The updates mean that it will be further possible to limit how much location information is shared with apps, only allowing it to share approximate data rather than the devices precise location. Apple also introduced labels for app permissions to inform people how much data an app requests, before they even download them. The feature will show people those labels in two categories, on “Data Linked To You” and “Data Used to Track You“. However, this will have to be provided by the app developers themselves, leaving grey areas open.

“For food, you have nutrition labels,” said Erik Neuenschwander, Apple’s user privacy manager. “So we thought it would be great to have something similar for apps. We’re going to require each developer to self-report their practices.”

Further, the privacy updates also incorporate the Safari browser, allowing for a report on privacy while surfing the internet through the use of a “privacy report” button. It will allow the overview of all third-party trackers through one click, and allow the user to block them directly.

Apple also moved from the opt-out standard for apps using the user’s personal data to an opt-in scheme, requiring the active consent of the users in order to allow the use of their data.

While this is a positive development for all Apple users, Facebook states that it sees issues for small developers having to face these new privacy settings.

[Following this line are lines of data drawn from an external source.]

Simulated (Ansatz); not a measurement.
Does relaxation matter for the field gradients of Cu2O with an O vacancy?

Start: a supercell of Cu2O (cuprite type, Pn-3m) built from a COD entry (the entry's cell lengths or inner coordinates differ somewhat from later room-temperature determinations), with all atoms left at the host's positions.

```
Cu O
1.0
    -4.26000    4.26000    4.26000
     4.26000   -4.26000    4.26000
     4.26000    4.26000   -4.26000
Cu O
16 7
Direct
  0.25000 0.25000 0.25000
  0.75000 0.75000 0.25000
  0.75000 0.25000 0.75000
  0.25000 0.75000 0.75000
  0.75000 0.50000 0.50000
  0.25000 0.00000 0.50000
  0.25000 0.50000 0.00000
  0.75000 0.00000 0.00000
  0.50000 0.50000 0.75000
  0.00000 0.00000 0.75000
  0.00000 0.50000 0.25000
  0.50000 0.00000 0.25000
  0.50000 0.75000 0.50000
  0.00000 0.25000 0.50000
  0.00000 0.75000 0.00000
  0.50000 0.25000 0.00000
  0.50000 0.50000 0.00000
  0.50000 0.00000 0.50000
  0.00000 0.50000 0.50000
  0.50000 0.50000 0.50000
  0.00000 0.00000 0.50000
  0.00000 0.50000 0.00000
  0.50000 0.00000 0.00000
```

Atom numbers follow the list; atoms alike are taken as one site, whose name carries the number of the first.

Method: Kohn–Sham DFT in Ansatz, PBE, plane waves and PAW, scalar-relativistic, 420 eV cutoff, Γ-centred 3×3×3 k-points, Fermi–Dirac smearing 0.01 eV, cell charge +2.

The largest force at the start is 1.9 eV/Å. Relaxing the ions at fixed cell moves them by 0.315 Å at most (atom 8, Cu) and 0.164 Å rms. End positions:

In a blog post, Facebook said it was making a change to its own apps, which in addition to its flagship app also include WhatsApp and Instagram, that would likely spare them from having to ask iPhone users for data-tracking permissions that many advertising industry insiders believe users will refuse. Facebook also stated it was making changes due to Apple’s new privacy rules that could hurt smaller developers that use a Facebook tool for serving apps in third-party apps.

Overall, Apple’s new privacy rules are a welcomed changes for its users, handing them further control over their own personal data.

Regional Court of Vienna judges in Schrems against Facebook case

6. July 2020

On June 30th, 2020, the Vienna Regional Court passed judgement in the case of Max Schrems against Facebook Ireland Limited, in the case number 3 Cg 52/14k-91 (in German). In the following, we will be presenting the case and the court’s judgement.

Facts of the case

In the years 2011, 2012, 2013, 2015 and 2019, the plaintiff submitted requests for information in accordance with Art. 15 GDPR. The defendant initially responded to these requests with an 18-page pdf file dated 09.06.2011 and a CD with further pdf files of 1,222 A4 pages. Despite the information provided, the plaintiff felt that his rights as stated by the GDPR had been violated, as none of the consecutive requests had been answered. From his point of view, the information provided was neither sufficient in terms of content nor was the number of responses in relation to the number of requests made sufficient for him.

Furthermore, the plaintiff was concerned by the data processing by third parties, about which he received no clear information. He also stated that he was “Controller” in the sense of the GDPR. The defendant had not fulfilled the resulting requirements, as Data Processor, of concluding a Data Processing Agreement with the plaintiff. Finally, the defendant had violated Art. 9 GDPR by failing to obtain consent in respect of his interests and further sensitive data, for which the plaintiff demanded injunction for future data processing.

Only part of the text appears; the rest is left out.